His focus on ichthyology probably began in the summer of 1874, when he worked as a volunteer at the Fish Commission laboratory in Noank, Connecticut. There, he first met Spencer F. Baird and a number of the young scientists who had gathered around him. First among these was George Brown Goode, who with Bean would form one of the most famous collaborative teams in ichthyology. Bean spent the next two decades in Washington working for Baird’s two institutions, the National Museum and the Fish Commission, in a number of capacities. He left Washington in 1895 to become the Director of the New York Aquarium, but political problems led to his resignation in 1898. He spent most of the next eight years working on the fisheries and forestry exhibits at the world’s fairs in Paris (1900) and St. Louis (1904). In 1906, he became New York’s state fish culturist, a position he held until his death in 1916 following an automobile accident.

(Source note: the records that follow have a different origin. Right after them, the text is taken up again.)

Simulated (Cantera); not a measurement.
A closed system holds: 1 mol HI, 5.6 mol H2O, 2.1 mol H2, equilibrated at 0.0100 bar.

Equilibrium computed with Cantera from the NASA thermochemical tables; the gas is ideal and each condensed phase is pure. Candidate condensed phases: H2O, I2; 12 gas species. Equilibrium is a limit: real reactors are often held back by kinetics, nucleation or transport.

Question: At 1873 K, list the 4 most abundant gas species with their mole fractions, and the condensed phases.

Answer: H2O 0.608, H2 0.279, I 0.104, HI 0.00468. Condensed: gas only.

Bean is probably best known for the work in systematic ichthyology that he did while in Washington, particularly in collaboration with Goode. The pair wrote 39 papers together, culminating in Oceanic Ichthyology (1896). They were the beneficiaries of the extensive survey and collecting activities being done by Fish Commission vessels in the poorly explored deep waters off the coast of North America. Bean was also an authority on the fishes of Pennsylvania, New York, Bermuda, and Alaska. Most of his later papers dealt with fish culture, and at the time of his death he was considered the nation’s premier authority on that subject. He was also a dedicated educator, from his early teaching days in Pennsylvania to his work on the great international exhibitions and his many popular articles and lectures on fishes, forestry, and conservation. Bean was a pioneer in the growth of American ichthyology in the post-Civil War years and by the end of his life was one of its most respected and honored members.

Professional positions

  • Principal, Smyrna Seminary in Delaware, 1869-1870
  • Principal, Wilkes-Barre High School in Pennsylvania, 1870–1874
  • Assistant in Ichthyology, Smithsonian Institution, 1878
  • Curator of Fishes, U.S. National Museum, 1879–1888
  • Ichthyologist, U.S. Fish Commission, 1888–1892
  • Honorary Curator of Fishes, U.S. National Museum, 1889–1905
  • Assistant in Charge of Fish Culture, U.S. Fish Commission, 1892-1895
  • Director, New York Aquarium in Battery Park, 1895–1898
  • Acting Curator of Fishes, American Museum of Natural History, 1897
  • Director of Fishery and Forestry exhibits, Universal Exposition, Paris, France, 1900
  • Chief, Departments of Fish and Game and Forestry, Louisiana Purchase Exposition, St. Louis, Missouri, 1904
  • Fish Culturist, New York State, 1906–1916.
  • Eponymy

    The genus Tarletonbeania of lanternfishes was named after him by Rosa Smith Eigenmann and Carl H. Eigenmann in 1890.

    Species named after him include:

  • Naked sand darter, Ammocrypta beanii Jordan, 1877.
  • Atherinella beani (Meek & Hildebrand 1923).
  • Green guapote, Cichlasoma beani (Jordan, 1889).
  • Ctenolucius beani (Fowler, 1907).
  • Ophidion beani Jordan & Gilbert, 1883.
  • Deepwater dab, Poecilopsetta beanii (Goode, 1881).
  • Bean's searobin, Prionotus beanii Goode, 1896.
  • Bean's bigscale, Scopelogadus beanii (Günther, 1887) (synonym: Plectromus beanii).
  • Bean's sawtoothed eel, Serrivomer beanii Gill & Ryder, 1883.